Maritime security fleet grows

3 cargo ships are renamed, reflagged as U.S. vessels in Dundalk ceremony


Three commercial cargo ships traded in their Norwegian and Swedish flags for the Stars and Stripes - and picked up the new American names Courage, Honor and Integrity - during a ceremony in Baltimore yesterday as part of a federal effort to lock up enough domestic vessels to haul military gear overseas during wars and emergencies.

Without enough of its own ships to ferry goods, the government has encouraged the commercial ocean lines to reflag and supplement its fleet. The three ships, owned by American Roll-On Roll-Off Carriers of Montvale, N.J., also known as ARC, are the most to be reflagged at one time, the company and government officials said.

"It's a good deal for the government," said Raymond Ebeling, president and chairman of ARC before the renaming ceremony at the port of Baltimore's Dundalk Marine Terminal, where the company and its Scandinavian sister line Wallenius Wilhelmsen are the biggest customers. "They have the right to come take the ship when they need it."

Ebeling said it's also a good deal for ARC. The company gets a $2.6 million subsidy per ship to offset the cost of more expensive U.S. crews and it gets a steady stream of government businesses.

ARC will add the three new ships to the five it already operates. They will be filled with military goods and reconstruction equipment, and when there is room, the ships will also carry regular commercial cargo such as cars and farm equipment to regularly scheduled destinations.

The ships have contracts under the U.S. Maritime Security Program, which was recently expanded to 60 vessels from 47 by Congress.

The contracts went to 11 companies and run from tomorrow through 2016.

Defense officials were facing a problem because the number of U.S.-flagged vessels and crews were dropping because of regulations for workers and security that had made foreign ownership easier and cheaper.

The government tries to avoid contracting with foreign-flagged ships for sensitive military cargo.

Officials argued to Congress that there weren't enough active military ships, or so-called Ready Reserve ships - empty vessels docked around the nation and world that have no crews.

Only some of those ships are now being used by the military because there aren't enough American seafarers to crew them all.

The commercial ships have crews and regular routes that can be altered to fit the government's needs.

ARC will now sail five ships to Europe and three to the Mideast. All the ships will call on Baltimore, bringing "a lot of extra business," Ebeling said. A spokeswoman for the port said it was too soon to tell how much more business would come. The ceremony yesterday was held in the cargo hold of the Integrity, a 13-year-old, 653-foot-long "ro-ro" ship.

It can carry equipment that can roll on and roll off the ship, such as farm and construction equipment. The hulking ship did not move as the wind blew outside and the rain came down. Three model anchors were christened in place of the three ships in front of a group of port officials, port-related businessmen and members of the military that will rely on the commercial vessels.

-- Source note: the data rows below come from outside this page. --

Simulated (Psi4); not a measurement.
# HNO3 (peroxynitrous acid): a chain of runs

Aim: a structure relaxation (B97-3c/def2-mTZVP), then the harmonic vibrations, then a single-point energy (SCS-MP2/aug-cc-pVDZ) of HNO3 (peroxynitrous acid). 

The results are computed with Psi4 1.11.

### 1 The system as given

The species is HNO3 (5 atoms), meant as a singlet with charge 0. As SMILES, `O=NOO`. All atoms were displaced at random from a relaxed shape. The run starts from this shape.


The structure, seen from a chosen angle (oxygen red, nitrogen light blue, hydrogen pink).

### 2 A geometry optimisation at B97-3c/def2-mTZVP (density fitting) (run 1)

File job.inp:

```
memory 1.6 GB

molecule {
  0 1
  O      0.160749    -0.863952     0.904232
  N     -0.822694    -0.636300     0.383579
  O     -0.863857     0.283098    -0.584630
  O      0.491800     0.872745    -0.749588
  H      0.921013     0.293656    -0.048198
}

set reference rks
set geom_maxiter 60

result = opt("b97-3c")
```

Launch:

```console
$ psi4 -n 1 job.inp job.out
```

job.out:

Defense officials said the ships will not only be used for military purposes but for humanitarian operations. The ships, for example, have been used to quickly bring aid to victims of natural disasters such as the Asian tsunami last year.

"This is a critical expansion of our nation's maritime capabilities," said Gen. Norton A. Schwartz, commander of the U.S. Transportation Command, which manages global air, land and sea transportation for the Defense Department. "This is how the vast majority of things get moved."